Regarding the Afghanistan resolution, sponsored by Rep. Dennis Kucinich (D-Ohio), Amash said he supports the intent of the measure, but said that, "because of the way the resolution is written, it is unconstitutional and I cannot vote for it."

Amash said the resolution uses a mechanism in the War Powers Resolution that allows Congress to order the president to withdraw forces from abroad, but he said this "legislative veto" is unconstitutional because the Constitution requires all legislation that has the effect of law to "be presented to the president."

"The War Powers Resolution's legislative veto attempts to perform an end-run around the Constitution's presentment requirement," Amash said. "Every president since 1973 has viewed the legislative veto as unconstitutional, and in a different context, the Supreme Court held the mechanism violates the Constitution."

House Foreign Affairs Committee Chairman Howard Berman (D-Calif.) raised another legal question during floor debate on the resolution. He said section 5(c) of the War Powers Resolution allows resolutions calling for troop withdrawal in cases when they are engaged in military action without the approval of Congress.

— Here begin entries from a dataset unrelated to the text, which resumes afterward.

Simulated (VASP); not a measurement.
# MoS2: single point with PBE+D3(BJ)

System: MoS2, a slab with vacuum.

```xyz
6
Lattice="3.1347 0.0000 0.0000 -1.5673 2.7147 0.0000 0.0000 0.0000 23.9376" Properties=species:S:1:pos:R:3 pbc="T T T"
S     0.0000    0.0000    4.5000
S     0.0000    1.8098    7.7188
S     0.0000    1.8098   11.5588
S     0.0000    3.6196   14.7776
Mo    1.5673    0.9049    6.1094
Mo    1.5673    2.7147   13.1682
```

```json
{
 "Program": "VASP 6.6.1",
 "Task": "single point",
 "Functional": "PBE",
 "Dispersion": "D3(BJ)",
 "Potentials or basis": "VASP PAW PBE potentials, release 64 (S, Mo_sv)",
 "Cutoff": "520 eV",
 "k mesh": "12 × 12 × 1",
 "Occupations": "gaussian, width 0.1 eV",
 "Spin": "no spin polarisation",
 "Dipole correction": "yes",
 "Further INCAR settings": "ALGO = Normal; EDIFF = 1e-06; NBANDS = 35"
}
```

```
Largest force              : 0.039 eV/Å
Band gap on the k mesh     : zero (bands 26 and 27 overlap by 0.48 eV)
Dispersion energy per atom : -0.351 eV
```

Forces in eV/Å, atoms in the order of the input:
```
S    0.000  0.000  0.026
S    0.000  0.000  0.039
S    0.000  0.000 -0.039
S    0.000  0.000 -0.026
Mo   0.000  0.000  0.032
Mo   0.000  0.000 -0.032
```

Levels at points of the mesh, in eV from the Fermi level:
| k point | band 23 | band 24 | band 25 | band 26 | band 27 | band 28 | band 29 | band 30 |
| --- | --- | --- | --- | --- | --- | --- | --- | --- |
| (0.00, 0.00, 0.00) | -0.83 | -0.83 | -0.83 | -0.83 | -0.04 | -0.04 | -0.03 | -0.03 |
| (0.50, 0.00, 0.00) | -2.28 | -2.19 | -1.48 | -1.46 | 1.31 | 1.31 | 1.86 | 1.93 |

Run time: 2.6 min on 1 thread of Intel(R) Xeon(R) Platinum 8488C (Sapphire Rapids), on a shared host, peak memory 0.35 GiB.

Berman said Congress approved military action in Afghanistan, which means it is inappropriate for Kucinich's resolution to be based on section 5(c).

Amash also voted "present" in the vote to end federal funding for NPR based on the belief that Congress's attempt to single out NPR in the bill is unconstitutional.

"The bill's treatment of NPR is arguably unconstitutional and definitely violates the rule of law," he said. "The bill is arguably unconstitutional because it likely is a bill of attainder. Article I, Section 9 of the Constitution prohibits Congress from passing bills of attainder. The idea behind the bill of attainder ban is that Congress shouldn't enact laws meant to punish particular persons or entities, because the proper way to punish a wrongdoer is after the accused has been given a chance to defend himself at trial in a court."

Amash has said he would vote "present" whenever he sees the legislation as unconstitutional, when not enough time has been allowed to consider a bill or when he has a personal conflict of interest related to a bill.